Snake Den Ridge Trail

At the northern end of the Cosby Campground the Snake Den Ridge Trail begins near campsite B51. The trail itself is not overly steep, but it is a steady uphill hike, with some nice switchbacks. I really enjoyed the fall foliage and late autumnal yellowish leaves dancing precariously upon the trees. The only water source is at 1.5 miles at the mouth of Inadu Creek (Inadu meaning “snake” in the Cherokee language). After 4.4 miles the trail veers southwest for .7 miles until finally meeting the A.T. at Inadu Knob. Total elevation gain is 3,440 ft.

Appalachian Trail

We took a right (south) on the A.T., and were impressed by the beauty of the area. You are at alpine level (5,500 – 6,000 ft.) upon a ridge with some stunning open views of surrounding peaks. From Snake Den to Tricorner Knob Shelter is 3.7 miles. It’s not super difficult, although there is some ascent up the skirt of Mt. Guyot.

Old Black

Old Black (elevation 6,370 ft.) is a relatively easy bushwhack just off the A.T. If coming up Snake Den, continue about 1.5 miles south on the A.T. As soon as the trail starts to bend a little, look for a slight manway to the east (pictured below). We actually didn’t find this clearing till the end. We went up the mountain just short of it and ended having to hike through a ton of blow down and brambles. But, the bushwhack was quick and the summit is marked by a rock cairn at the base and a tattered American Flag protruding from overturned tree roots.

Tricorner Knob

.3 miles past Old Black is the beginning of the bushwhack for Mt. Guyot. Andy I are were starting to get pretty tired from the day’s hiking, so we jointly decided to hike to the shelter for the night and grab Guyot the following day. From Old Black it is 2.1 miles to the Tricorner Knob Shelter (the highest shelter in the Smoky’s at 5,920 ft).

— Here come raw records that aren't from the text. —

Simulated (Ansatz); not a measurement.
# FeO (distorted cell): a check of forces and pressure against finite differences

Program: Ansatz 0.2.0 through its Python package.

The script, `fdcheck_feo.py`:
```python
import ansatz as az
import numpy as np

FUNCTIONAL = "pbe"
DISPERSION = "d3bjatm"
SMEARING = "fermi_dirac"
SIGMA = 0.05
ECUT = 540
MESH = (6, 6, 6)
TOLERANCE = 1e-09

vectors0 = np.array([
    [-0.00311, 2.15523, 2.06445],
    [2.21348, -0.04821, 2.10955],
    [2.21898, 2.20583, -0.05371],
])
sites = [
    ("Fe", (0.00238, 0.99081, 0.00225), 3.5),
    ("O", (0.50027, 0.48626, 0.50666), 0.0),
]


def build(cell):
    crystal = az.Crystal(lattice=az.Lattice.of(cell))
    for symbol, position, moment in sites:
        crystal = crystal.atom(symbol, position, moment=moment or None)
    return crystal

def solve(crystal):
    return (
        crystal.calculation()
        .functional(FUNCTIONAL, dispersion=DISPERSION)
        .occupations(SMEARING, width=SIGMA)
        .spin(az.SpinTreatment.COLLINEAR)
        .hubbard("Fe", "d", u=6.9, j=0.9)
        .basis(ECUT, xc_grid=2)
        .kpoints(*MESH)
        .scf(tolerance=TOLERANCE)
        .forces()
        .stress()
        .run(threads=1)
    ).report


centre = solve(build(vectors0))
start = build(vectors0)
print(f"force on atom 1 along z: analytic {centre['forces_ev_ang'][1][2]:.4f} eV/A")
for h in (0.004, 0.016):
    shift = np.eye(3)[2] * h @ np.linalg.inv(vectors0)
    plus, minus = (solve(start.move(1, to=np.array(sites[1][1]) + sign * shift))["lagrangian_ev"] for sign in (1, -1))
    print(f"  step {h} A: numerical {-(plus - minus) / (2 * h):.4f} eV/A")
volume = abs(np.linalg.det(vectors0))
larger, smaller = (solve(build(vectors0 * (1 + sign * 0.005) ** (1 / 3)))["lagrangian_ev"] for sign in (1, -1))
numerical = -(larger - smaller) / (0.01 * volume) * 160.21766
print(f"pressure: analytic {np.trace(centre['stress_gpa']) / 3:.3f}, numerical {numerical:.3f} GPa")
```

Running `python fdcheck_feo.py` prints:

After we put our stuff down, I decided to bushwhack to the summit of Tricorner Knob (elevation 6,120 ft.). The trailhead starts at the corner of the A.T. and Balsam Mountain Trail. You must head in a northeasterly and upward direction. It was less than a 1/4 mile bushwhack; the terrain is not difficult and there’s hardly any blowdown. The summit is a rock cairn and the highest point on the mountain. Of interest, this the dividing point for Haywood County N.C., Swain County N.C. and Cocke County, T.N.

Mark’s Knob

This is the one. This is the peak (elevation 6,169 ft.) that I had the most trepidation about. In the South Beyond 6000 challenge, it is the most remote peak and the longest bushwhack (1.6 miles). The key to the hike is to find the exact spot to begin the bushwhack. We left the shelter at 8:00 am and started hiking on the Balsam Mountain Trail. I timed it and exactly .5 miles from the junction the trail takes a sharp turn to the north (left). The bushwhack begins on the right hand side of the trail or south (pictured below).

Just past the trees, trail becomes evident. This used to be the old Hyatt Ridge Trail in the last century. While there is a ridiculous amount of blowdown, the trail is fairly easy to follow. As you can view in the GPS link at the bottom, we went around Mt. Hardison and then summited Mark’s Knob from the east side. The Hyatt goes for 1.2 miles, after which you have to be quick to spot the manway , which  is a short, steep bushwhack up Mark’s Knob (pictured below). At the top we spotted the cairn marking the false summit. Just a few hundred yards past this is the actual summit, with several ribbons.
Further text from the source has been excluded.